Unfortunately, today, many people have yet to discover the power of plants, and this results in just another factor of sick buildings. “Sick building syndrome” (SBS) is used to describe the negative comfort and health effects of a building. This can range anywhere from headaches and fatigue to eye, nose, and throat irritation, dizziness, nausea, and more. Not only is this a bad environment for people to work in, but the work they do also suffers. Enter plants.
Adding interior plants to a space decreases SBS by 25%! But that isn’t all plants can do. They can increase productivity and efficiency by 12%, improve concentration by 19%, and even helps attract and retain employees and customers. 97% of employees would like to have more indoor plants in the workplace and 88% of workers say access to natural indoor elements increases their wellbeing. But perhaps one of the biggest effects plants have on SBS is decreasing health issues. When plants are added to a space fatigue is decreased by 20%, headaches by 30%, cough by 40%, and a sore throat by 30%.

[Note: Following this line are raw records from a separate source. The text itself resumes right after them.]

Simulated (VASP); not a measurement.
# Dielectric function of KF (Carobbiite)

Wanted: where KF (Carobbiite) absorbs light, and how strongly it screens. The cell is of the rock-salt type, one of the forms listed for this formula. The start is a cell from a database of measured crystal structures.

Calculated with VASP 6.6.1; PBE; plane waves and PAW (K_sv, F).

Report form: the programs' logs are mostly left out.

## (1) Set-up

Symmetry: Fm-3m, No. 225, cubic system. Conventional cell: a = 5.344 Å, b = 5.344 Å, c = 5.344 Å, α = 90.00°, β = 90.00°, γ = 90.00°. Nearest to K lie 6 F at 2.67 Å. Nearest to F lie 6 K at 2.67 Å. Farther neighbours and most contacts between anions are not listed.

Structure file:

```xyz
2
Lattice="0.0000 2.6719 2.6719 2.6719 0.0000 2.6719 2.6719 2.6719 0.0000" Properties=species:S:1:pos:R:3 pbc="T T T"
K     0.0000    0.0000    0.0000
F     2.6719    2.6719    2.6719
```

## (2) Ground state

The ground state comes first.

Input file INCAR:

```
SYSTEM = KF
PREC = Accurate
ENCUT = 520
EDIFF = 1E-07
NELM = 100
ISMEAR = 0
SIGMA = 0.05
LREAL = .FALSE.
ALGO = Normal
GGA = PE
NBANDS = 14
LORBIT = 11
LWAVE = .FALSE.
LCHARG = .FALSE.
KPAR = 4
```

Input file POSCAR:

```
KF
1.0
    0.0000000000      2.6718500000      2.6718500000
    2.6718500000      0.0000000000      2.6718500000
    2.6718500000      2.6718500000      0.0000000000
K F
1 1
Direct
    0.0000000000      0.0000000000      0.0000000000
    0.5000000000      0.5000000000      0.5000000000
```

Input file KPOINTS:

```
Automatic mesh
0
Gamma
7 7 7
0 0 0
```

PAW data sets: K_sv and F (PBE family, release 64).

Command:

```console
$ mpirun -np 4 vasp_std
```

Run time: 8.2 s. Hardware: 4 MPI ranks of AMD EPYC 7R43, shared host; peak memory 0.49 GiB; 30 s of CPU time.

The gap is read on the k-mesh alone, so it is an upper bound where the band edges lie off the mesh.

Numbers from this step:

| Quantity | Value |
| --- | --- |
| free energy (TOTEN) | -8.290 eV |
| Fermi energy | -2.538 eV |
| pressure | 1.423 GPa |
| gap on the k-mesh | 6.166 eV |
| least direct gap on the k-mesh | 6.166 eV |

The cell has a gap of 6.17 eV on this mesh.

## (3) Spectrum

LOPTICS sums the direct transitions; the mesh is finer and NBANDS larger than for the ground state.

(source: Green Plants for Green Buildings)
Plants don’t just have positive effects on employees, but everyone who enters the space, especially when there is an abundance of green plants. We are so deeply connected to color—the design of an environment can not only affect our emotions, it can completely alter them, which, in turn, can change the way we function within that space. Because of its strong association with nature, the color green often symbolizes tranquility, health, and freshness. Thus, it is an emotionally calming color—it reinforces our human connection to nature and our inner selves. Ultimately, green takes us back to the place we are always subconsciously searching for: serenity, peace of mind, those quiet moments we cherish in our lives.
As a result, green is quite successful at helping people adjust to and feel comfortable in new environments. It also correlates with broader thinking and creativity, making green the perfect color to incorporate in hotels, schools, and any work atmosphere.
The power of plants is endless. So, what are you waiting for? Start incorporating plants into your space and experience their many benefits for yourself.